Paul,
in our app we use a combination of both scenarios in most cases. First of all, I typically distinct between a service and an entity. The service object is used to store configurations across many entities and often also for access control. Each entity is linked to a service, where the service is either its parent or just a key property, depending on the frequent use-cases and requirements for the entity, i.e. consistent reads, 25 entity group limitation inside transactions, ancestor queries, not more than 1 write op per second per entity-group.

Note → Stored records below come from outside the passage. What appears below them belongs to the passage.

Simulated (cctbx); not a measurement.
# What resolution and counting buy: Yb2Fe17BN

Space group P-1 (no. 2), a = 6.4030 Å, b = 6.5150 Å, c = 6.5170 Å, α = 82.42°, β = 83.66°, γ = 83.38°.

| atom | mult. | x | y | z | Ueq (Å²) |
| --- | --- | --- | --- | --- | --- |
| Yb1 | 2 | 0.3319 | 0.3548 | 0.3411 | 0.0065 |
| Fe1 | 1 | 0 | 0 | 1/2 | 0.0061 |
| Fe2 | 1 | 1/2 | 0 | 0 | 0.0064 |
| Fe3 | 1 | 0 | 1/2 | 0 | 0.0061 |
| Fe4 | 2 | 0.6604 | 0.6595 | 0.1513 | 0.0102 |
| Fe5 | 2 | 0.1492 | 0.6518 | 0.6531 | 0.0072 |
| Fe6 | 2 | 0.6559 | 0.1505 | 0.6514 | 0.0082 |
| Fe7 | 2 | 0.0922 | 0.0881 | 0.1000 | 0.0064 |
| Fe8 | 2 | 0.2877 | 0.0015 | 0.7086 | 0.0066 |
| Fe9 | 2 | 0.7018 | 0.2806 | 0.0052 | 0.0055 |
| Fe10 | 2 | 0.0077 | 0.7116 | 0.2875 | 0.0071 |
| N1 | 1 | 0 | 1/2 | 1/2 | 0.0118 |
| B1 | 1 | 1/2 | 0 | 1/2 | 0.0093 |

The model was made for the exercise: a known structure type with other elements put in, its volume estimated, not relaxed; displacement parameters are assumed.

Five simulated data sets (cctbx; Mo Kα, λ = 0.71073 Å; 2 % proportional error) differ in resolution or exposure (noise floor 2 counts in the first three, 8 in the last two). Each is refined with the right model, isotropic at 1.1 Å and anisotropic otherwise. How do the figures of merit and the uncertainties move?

I don't know your frequent use-cases and requirements. Maybe it makes sense to put all states, counties and cities into one entity group (per country). It would make much sense, if you need consistent queries, want the UPDATE API to accept huge batches of cities of the same county/state/country, and if write ops are rare. I also don't know if restructures of counties or cities may appear in the U.S. (it happens rarely in my country, but it can happen), and how your app would deal with them, since it would effect the key of such city/county/state. I see advantages though, especially if your app needs to read all objects in the path each time.
So, in the service - entity approach, the UPDATE API uses both, the ID of the service object, and the keys of the entities to update:
- UPDATE API: service/{serviceId}/entities/{entityIdOrName}
With this approach, the request handler can get the service object and the entity object with the same read-op from datastore.
This also works fine with smaller batch update requests, where the entities are all in the same service. With all entities in the same entity-group, the batches could be much bigger than 25 entities per request:
- UPDATE API: service/{serviceId}/entities_approval
Request body:
{"entities": [entityUrlSafeKey1, entityUrlSafeKey2, entityUrlSafeKey3]}
Back to your two scenarios: If you think that putting everything into big entity-groups and there will be only one city update per put request and not more than 1 update per country per second, your original entity-group design should be fine. In that case, I think that scenario 1 is preferable.
My thoughts: Your request handler only needs the city key and can easily decompose it, so it will be able to get the city, but also the county, state and country (if needed) with a single read op from Datastore. The same approach will also help your app when querying cities or in Search API, because it can always decompose the key and read the parent objects in less read-ops. I don't think the repetition of certain parts of the key path would be an issue, even if you would need to add the same keys as indexed key-properties, e.g. query for all cities in a state. However, if you have indexed key-properties for the higher levels, you could reduce some of the overhead (size of datastore entities and traffic). Example for shorter key paths:
Country --> State
Country --> County (with a state key-property)
Country --> City (with a state key-property and a county key-property)
Disadvantage: if your request handler needs to get anything else than the country and the city, it needs to perform two read ops. And I would prefer a slightly bigger data size and traffic, than more read-ops and latency.
On the other hand, I don't see what your scenario 2 would add to the table. If your important use-case is to update a specific city, why should the client care about anything else than the city key? From the perspective of a (3rd party) client developer, it would make the API more complex and client implementation more error prone. I also don't think that the difference in key size is worth the trouble. I'm not even sure that there is any difference between Key("Country", 1, "State", 37, "County", 12, "City", 361) and something that will represent all four values (unless it's getting very cryptic).
My 2 Cents :)